Derby's replication once the systems are in sync and running seems to be okay.   It is the
initial setup time to get the "slave" database to be the same as the "master" database that
is expensive because currently (unless I am wrong and correct me here if so), the master cannot
be modified while this is occurring.  Then again, restoring to the replication state once
a failed system is repaired is again expensive.

I guess I will look at how other database handle this case.  I can't imagine that adding a
"replication slave" requires that the master database being down and quiescent.  I would image
that it is possible to add a "replication slave" while the "replication master" is hot and
running.   This is what I would like Derby to be able to do (note that I am not asking for
someone else to do it, as it could very well be a contribution from me).

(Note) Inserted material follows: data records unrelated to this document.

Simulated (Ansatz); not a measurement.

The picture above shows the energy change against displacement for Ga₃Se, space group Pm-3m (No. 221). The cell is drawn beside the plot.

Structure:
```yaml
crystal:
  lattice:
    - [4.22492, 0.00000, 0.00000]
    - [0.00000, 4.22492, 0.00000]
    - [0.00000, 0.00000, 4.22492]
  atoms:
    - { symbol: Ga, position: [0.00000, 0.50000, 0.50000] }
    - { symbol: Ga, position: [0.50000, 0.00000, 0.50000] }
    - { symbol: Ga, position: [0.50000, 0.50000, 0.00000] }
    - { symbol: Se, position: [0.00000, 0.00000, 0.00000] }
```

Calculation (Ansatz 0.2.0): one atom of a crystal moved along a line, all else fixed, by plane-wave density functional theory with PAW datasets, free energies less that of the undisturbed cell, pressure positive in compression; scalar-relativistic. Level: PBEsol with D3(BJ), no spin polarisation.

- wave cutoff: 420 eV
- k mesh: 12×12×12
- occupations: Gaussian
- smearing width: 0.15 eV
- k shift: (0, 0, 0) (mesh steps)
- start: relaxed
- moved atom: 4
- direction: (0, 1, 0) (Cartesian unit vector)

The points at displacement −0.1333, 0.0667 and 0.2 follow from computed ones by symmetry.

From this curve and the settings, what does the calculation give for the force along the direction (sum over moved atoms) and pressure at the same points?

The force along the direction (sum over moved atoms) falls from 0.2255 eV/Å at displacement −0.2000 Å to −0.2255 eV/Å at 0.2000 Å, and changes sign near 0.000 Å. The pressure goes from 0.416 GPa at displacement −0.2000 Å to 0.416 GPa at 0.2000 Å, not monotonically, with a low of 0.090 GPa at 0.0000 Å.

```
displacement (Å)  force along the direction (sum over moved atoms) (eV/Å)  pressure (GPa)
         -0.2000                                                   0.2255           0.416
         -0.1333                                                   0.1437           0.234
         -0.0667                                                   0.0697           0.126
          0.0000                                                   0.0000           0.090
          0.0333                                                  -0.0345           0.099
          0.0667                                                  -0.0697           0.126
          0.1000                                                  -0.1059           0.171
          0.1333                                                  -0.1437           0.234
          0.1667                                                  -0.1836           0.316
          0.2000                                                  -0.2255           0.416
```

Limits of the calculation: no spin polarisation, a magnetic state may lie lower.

An analogy would be replacing a failed disk in a RAID array.  The RAID array continues to
operate with the failed disk installed.  Now the disk is removed and a new one is installed.
  Access to the RAID array is not blocked while the RAID rebuilds the data on the missing
disk.  

It would be real useful for Derby to operate similarly whereby the replication database can
be rebuilt in the background.  Note that while this is being done the replication is degraded
(not operating of course with the current one-to-one replication) just is a RAID array is
while the disk is being resilvered, but once this process is done, then the replication is
up and running.

-----Original Message-----
From: Rick Hillegas [mailto:rick.hillegas@oracle.com] 
Sent: Tuesday, January 14, 2014 11:40 AM
To: derby-dev@db.apache.org
Subject: Re: Question on recoverying after replication break because of a system failure

Hi Brett,

I'm afraid that I'm not following your proposal. Some comments inline...

On 1/10/14 1:45 PM, Bergquist, Brett wrote:
>
> The reason I am posting to the dev list is that I might want to look 
> into improving Derby in this area.
>
> Just so that I am understand correctly, the steps for replication are:
>
> *Make a copy of the database to the slave
>
This seems to be the expensive step which results in long downtime.
>
> *Start replication on the slave and on the master
>
> Now assume that this is working right along and all is well and then 
> the system with the master fails.   So replication is broke and then 
> the slave can be restarted in non-replication mode.   Time goes along 
> and changes are made to the non-replicated database on the slave.   
> Finally the master machine is brought back on line.
>
> So to get replication going we need to:
>
> *Copy the database from the slave to the master
>
> *Start replication on the slave and on the master
>
> This assumes that we have an affinity for having the master being the 
> master but even if this is not the case and the old slave is going to 
> become the new master, we need to copy the database from the slave to 
> the master before starting replication again.
>
> Given a database that is fairly large (say on the order of 200Gb) and 
> not a Gig connection between the master and slave, this could be a
> fairly long time for the transfer to occur.   Unfortunately during 
> this transfer time, neither database can be used.    So while 
> replication allows quick fail over in an initial failure, 
> re-establishing the replication when the failure has been resolved can 
> cause a substantial long downtime.
>
> So my question, is there any way that this downtime can be reduced?   
> Could something be done with restoring a backup database and use the 
> logs and then enable replication.     Something like:
>
> *Make a file system level backup of the slave (using something like 
> freeze and ZFS snapshot, this can take only a couple of seconds) and 
> then allow the slave to continue
>
> oAssuming that the database logs are being used so that they can be 
> replayed later
>
> *Transfer the database to the master
>
I don't understand how this step is different from the expensive step you want to eliminate.

Thanks,
-Rick
>
> *Transfer the logs
>
> oReplay each log on the master somehow to get the master to catch up 
> to the slave as close as possible
>
> *Stop the slave so that it becomes consistent
>
> *Transfer the last log to the master and replay the master log
>
> *Enable replication on the master and the slave
>
> Basically limiting the downtime while the database transfer and log 
> file transfer is taking place and then to have a small window of down 
> time where they databases need to become in sync and then replication 
> can be started again.
>
> Any thoughts on this?   Is this an approach that is worth looking at?